Wednesday, September 1, 2010

Waiting for the "Perfect Moment"?

How many times have you heard someone say, or said yourself, "I'll do that when the timing is better?" It is often said of the decision to have children, to go on a trip or to embark on a new project, be it learning to knit, writing one's memoirs or getting all those photos into an album. Today, I wish to make the case for the near-impossibility of that elusive perfect moment.

First off, children. It always seems that there will be a better moment for beginning a family; when your career has gotten off the ground, when finances are more stable, when the house has been remodeled, or at the very least, completed, when you've both earned all of the degrees you wish to acquire, when you've played all of the video games you wish to play, read all of the novels, visited all of the countries, slept in all of the weekend mornings, etc. At what point do you say "when"? In reality, most likely when the pregnancy test reads double blue. More importantly, who says children are the end of all things free and easy?

Children bring so much more than they supposedly steal . The pure joy of your own tiny baby in your arms wipes out any other consideration you may have had before. Time flowing through your child's eyes is infinitely sweeter and clearer than when it is merely our own heartbeats drumming out the hours. This article:
"Are Children The Enemy of Productivity?"
says it better than ever I could, from the perspective of creativity and children according to historically given advice and a modern father's perspective.

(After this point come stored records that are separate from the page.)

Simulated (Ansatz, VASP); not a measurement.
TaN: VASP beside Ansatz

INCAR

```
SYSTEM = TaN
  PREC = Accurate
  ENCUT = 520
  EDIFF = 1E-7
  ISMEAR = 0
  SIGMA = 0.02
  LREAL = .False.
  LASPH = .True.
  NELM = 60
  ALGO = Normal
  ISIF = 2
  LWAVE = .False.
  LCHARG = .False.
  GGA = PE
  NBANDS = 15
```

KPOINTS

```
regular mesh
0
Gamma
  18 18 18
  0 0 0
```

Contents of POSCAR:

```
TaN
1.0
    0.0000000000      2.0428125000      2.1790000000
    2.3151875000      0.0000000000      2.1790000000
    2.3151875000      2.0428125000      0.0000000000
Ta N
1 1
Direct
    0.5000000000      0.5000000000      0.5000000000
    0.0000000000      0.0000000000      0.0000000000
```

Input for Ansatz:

Taking a trip, be it to go camping for a weekend or to the other side of the globe, is another thing to stall, for so many reasons. Work is busy right now, we have no money, the kids have a soccer tournament, a flute concert, want to be in a big theatre name it. While finances may be an issue, as with most things, where there is a will, there is a way. Your trip may be closer to home, shorter or with less frills than you'd like, but go anyway. Our trip last year to Lake Superior, should have included sailing around the Apostle Islands and classes to certify us as charter-worthy. Due to a shortage of funds, we neither rented a sailboat nor took classes, but merely camped for a week on land and enjoyed the empty beaches and perfect weather of September on the lakefront. Poor us. It was one of the most fantastic vacations we've ever taken. Even the day we had to do laundry in the town twenty minutes away became an adventure when we discovered a local bakery with good coffee and divine bread and scones, and my children had their first ever Dairy Queen ice cream cone. On the way home we spent two days in a town hosting the annual Laura Ingalls Wilder Days. We listened to a library loan book on CD version of "Little House in the Big Woods" during the drive and the kids enjoyed a ton of free activities all over the town, cheap fun.

As to your own creative journey, I have just two words; start now. There will never be a finer, fitter moment to do so. Here are articles and books to help you on your way, "The Artistic Mother", by Shona Cole, the photography and illustrations in this one are so very gorgeous I would like to own it just for the beauty of it. "Big Purple Mommy: Nurturing our Creative Work, Our Children and Ourselves" by Coleen Hubbard, "Writing Mother, Tapping into Your Creativity as a Mother and Writer" by Lisa Garrigues , this article from a favorite blog:, Jennifer is a great source of inspiration on writing and motherhood. Please see "my favorite blogs" section at the bottom of the page as well, for a bunch of cool blogs written by creative mothers allowing themselves a little time for their inspiration to take form.


  1. This is so true. It's so easy not the live in the now, but keep planning for the future or thinking about the past. I've done both, but children normally draw you back to the here and now, especially the really little ones. Thanks for the interesting book recommendations.

  2. Hi Eva,

    Too true! The little ones enchant and engage us, keeping our attention here. The older ones, though, have long-term plans of their own, like "I'm going to be so rich I'll never have to pick up my own socks." In the mean time, we also have to keep them focused on the here and now; "You're not YET, so please pick up after yourself, now."

  3. Your description of the "pick up your socks child" sounds like my son, (or maybe my seven year old daughter). They are always in the bird world.

  4. Aren't they funny? And even on the days when you'd gladly ship them off to some shoe factory in India for a taste of "not fair" (and they, if you asked their opinion, would ship YOU to the end of the world and drop you off the edge), you know they are the most precious, wonderful part of your world.